Bridging the Skills Gap in Manufacturing: Trends and Solutions

Explore strategies for bridging skills gap in manufacturing to combat workforce shortages and adapt to new technologies.

Skills gaps are appearing and widening at an alarming pace across many verticals and markets. That’s due to the increasing pace of retirement among an aging workforce. Those main issues, along with increasing automation, the collapse in globalization, and, soon, a generation that has used AI to bluff or cheat their way through college and hiring, will also impact manufacturing

Trends Behind the Growing Skills Gap

Whatever the politics behind this barrage of relentless trends, tariffs, and other impacts. The widening of the skills gap and a talent shortage up the value chain will impact manufacturing dramatically. 

The Challenge of an Aging Workforce

A recent report, The State of the Manufacturing Workforce in 2024 and Beyond (PDF) highlights that experienced workers are leaving manufacturing, and the industry is struggling to attract younger replacements. 

Some companies are failing to modernize, while others have hired their way out of previous skills gaps. Many manufacturers have skipped or minimized developing internal training schemes to build up internal skills and knowledge. 

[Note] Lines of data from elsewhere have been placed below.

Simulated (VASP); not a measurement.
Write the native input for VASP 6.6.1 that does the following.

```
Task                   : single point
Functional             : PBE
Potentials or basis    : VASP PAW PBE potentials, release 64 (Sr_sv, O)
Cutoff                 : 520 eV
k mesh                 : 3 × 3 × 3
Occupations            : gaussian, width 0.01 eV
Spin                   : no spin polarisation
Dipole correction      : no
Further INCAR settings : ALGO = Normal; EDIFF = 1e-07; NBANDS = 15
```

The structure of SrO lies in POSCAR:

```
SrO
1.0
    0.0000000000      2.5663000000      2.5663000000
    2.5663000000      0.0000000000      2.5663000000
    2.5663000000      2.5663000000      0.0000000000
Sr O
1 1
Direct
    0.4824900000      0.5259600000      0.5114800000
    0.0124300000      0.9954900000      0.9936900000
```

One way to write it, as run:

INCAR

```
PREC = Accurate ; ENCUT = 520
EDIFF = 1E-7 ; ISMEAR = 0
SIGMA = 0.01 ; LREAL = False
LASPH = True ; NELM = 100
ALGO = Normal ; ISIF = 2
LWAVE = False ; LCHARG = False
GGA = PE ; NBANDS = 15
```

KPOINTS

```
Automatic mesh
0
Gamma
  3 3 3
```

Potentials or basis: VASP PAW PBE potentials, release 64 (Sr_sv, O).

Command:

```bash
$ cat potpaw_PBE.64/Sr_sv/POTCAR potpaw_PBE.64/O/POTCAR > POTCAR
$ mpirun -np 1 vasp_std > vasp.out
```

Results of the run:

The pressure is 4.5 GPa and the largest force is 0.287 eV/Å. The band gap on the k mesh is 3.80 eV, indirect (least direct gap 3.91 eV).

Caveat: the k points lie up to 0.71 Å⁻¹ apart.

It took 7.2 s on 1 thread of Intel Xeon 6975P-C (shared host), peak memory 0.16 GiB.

With early retirement in manufacturing also impacting the industry, manufacturers need to hire fast, while developing loyalty and training for skills that are hard to find. 

Dealing With the Rise of Automation

Manufacturing at all levels, from the simplest production lines to the complexity of cutting-edge automotive plants, all see the value of automation. However, many companies fail to realize the impact on the human aspect, creating disengaged workers who see no future. 

Automation needs to be integrated across any business with an equal focus on upskilling, adding value, and creating opportunities for the workforce.

Changing the Perception of Manufacturing

In the eyes of the younger generations, manufacturing remains a soulless, dirty, and dead-end career. Those perceptions can be changed through outreach programs, expressive hiring campaigns, and marketing. 

They can highlight the career benefits in a high-technology, data-focused, and dynamic ecosystem across industries and promote the noble nature and history of manufacturing. A powerful example to follow is WeSupplyAmerica, a distribution-focused media tour that highlights the impact and innovation within that industry.  

Solutions to Narrow Your Skills Gap

The skills gap can be surmounted at the industry, market, and individual business levels by a range of initiatives and responses to the changing employment and retention landscape.

Training is Key to Reskilling

A successful business will ensure training is a part of workforce life from day one for new recruits, and that the business learns from employees as they leave. 

In-house training is the key way to ensure your manufacturing business does not fall prey to the skills gap. Working with external or internal trainers, you can focus on your business needs, train the best people for each task, and upskill workers to leverage new technologies, software, and services as they enter the business. 

Giving workers ownership and control through reskilling improves their knowledge and toolset. It also expands their interest and engagement with the business.

For example, the rise of manufacturing control software, supply chain tools, and AI-enabled SaaS tools has dominated the business landscape. They should not be the preserve of an IT closed shop but deployed across the industry to drive operational awareness among all manufacturing roles. 

Use Change Management to Improve Business Operations and the Workforce

Manufacturers cannot afford to rely on old production methods or “the way things have always been done.” To remain competitive, they must look at streamlining manufacturing, supply chain, procurement, and other areas through change management

Rather than make this a leadership-led operation, it should engage managers and workers from across the manufacturing base to build engagement. And to provide workers with the opportunity to demonstrate their technical understanding and management-level skills, thereby boosting their career opportunities. 

Boost Training and Development

Beyond reskilling, every manufacturing business should consider leveraging HR to lead training and business or personal development sessions for its workers. Not every lesson needs to focus on manufacturing and industry, but on broader company and market knowledge, and soft skills that make leaders and managers better across their roles. 

Training can encourage retention among workers, led by HR systems that better understand the needs of workers and their feelings around loyalty and opportunity. Some workers will be happy in their current role, or clearly disengaged, working from pay-day to pay-day, but surveys and interviews can find workers keen to learn, develop new skills, and broaden their knowledge. 

These approaches, especially among companies with high turnover, can help find the competitive and driven workers who can drive the company into the future, inspire the rest of the workforce, and move up the ladder to corporate roles. 

Creating and Delivering an Educated Company

These initiatives cannot work in isolation or on the whim of management or the HR department. They need to be planned, operated, and funded across the lifespan of the organization. 

Leadership needs to communicate changes across the business, HR has to promote the advantages and individual benefits, and team managers must deal with the mix of enthusiasm and resentment from the workforce. 

All of this will take place as manufacturing businesses evolve and adopt new processes and technology, with every step creating new learning opportunities. While automation will eradicate some roles, it will also create new ones for current workers and future hires. Still, each company must be able to show it can educate and inspire those workers through training and reskilling to keep them in higher-value work.